Implementing Night Vision Imaging with Convolutional Neural Networks

The American company Owl Autonomous Imaging’s Thermal Ranger system can locate and classify targets such as pedestrians in the dark using only a thermal infrared camera and a trained Convolutional Neural Network (CNN). Thermal imaging is particularly suitable for imaging after dark, as it relies on the infrared energy emitted by objects themselves rather than relying on streetlights or headlights for illumination. Additionally, thermal infrared can relatively easily penetrate rain, fog, and other obstructions, providing useful images even in harsh conditions.

Night Vision Imaging

However, detection alone is insufficient to support decision-making—each imaged target needs to be classified by type and marked with its distance from the vehicle. The Owl system utilizes a complex CNN extracted from a single thermal image to gather all the information necessary for automated emergency braking decisions.

Detection, Recognition, Identification (DRI)

Figure 1 Typical requirements for detection, recognition, and identification. Classification lies between recognition and identification.

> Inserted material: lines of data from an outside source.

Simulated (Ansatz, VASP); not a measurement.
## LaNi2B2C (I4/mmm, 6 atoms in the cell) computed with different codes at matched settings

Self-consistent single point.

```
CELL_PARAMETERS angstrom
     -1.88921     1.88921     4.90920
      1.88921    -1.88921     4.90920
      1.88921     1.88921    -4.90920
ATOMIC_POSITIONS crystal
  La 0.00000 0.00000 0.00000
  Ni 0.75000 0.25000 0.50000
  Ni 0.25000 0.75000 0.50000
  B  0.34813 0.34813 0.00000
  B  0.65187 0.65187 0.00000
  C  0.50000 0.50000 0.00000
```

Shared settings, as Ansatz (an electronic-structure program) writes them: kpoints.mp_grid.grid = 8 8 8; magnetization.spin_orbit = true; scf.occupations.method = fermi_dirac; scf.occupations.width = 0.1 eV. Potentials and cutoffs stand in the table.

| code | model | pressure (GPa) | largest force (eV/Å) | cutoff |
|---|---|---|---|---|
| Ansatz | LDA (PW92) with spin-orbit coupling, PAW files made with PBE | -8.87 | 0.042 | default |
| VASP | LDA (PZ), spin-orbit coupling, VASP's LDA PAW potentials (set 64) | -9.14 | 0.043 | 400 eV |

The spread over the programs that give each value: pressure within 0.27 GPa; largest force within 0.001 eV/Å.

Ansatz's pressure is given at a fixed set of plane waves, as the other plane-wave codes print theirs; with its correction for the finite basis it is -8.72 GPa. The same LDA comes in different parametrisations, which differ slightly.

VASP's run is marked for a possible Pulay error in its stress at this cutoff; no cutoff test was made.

The images provided to the CNN must contain sufficient detail to extract the required information. The level of usable information in an image depends on the number of sampling points (pixels) of important objects. Figure 1 illustrates the three levels typically assigned based on conclusions drawn by human observers using video monitors—detection, recognition, and identification. When the observer is a CNN, the fourth category becomes crucial—classification—which lies between recognition and identification, equivalent to about ten pixels per meter. This resolution is sufficient for the CNN to differentiate between adults and children and determine the posture of pedestrians.

Basic Principles of CNN

Figure 2 CNN training images, with the objects to be classified indicated by color.

A Convolutional Neural Network is a computer simulation of neurons that can be trained to respond when they see objects strongly correlated with those labeled in a set of training images. Figure 2 shows a typical training image where the objects to be detected are indicated by color. The coloring is done manually by experienced technicians to ensure reliable image data during training.

When training begins, the CNN has little information, so its accuracy is low, and the failure rate (loss) is high. With additional training, the CNN’s accuracy improves, and the loss decreases. However, continuous repetition of training data may lead the CNN to only recognize new images that are very similar to the training images. This phenomenon is known as overfitting and is caused by the CNN being shown the training images multiple times. Attempting to make the CNN perform perfectly during training almost always results in additional loss on new images. Therefore, when the CNN is operating close to optimal, training must be halted.

Training the Thermal Ranger System

The Thermal Ranger system requires two types of scene information to formulate its report on scene content: the classification of each imaged target and its position in the image, as well as the distance from the camera to each classified object.

To initiate this process, the CNN generates a map of the entire image, extracting a value known as “inverse depth” at each pixel, which is inversely proportional to the distance of the imaged object from that pixel. To ensure accurate distance reporting in the final results, the CNN is trained on images containing significant content within a useful distance range where the true distance to that content is known.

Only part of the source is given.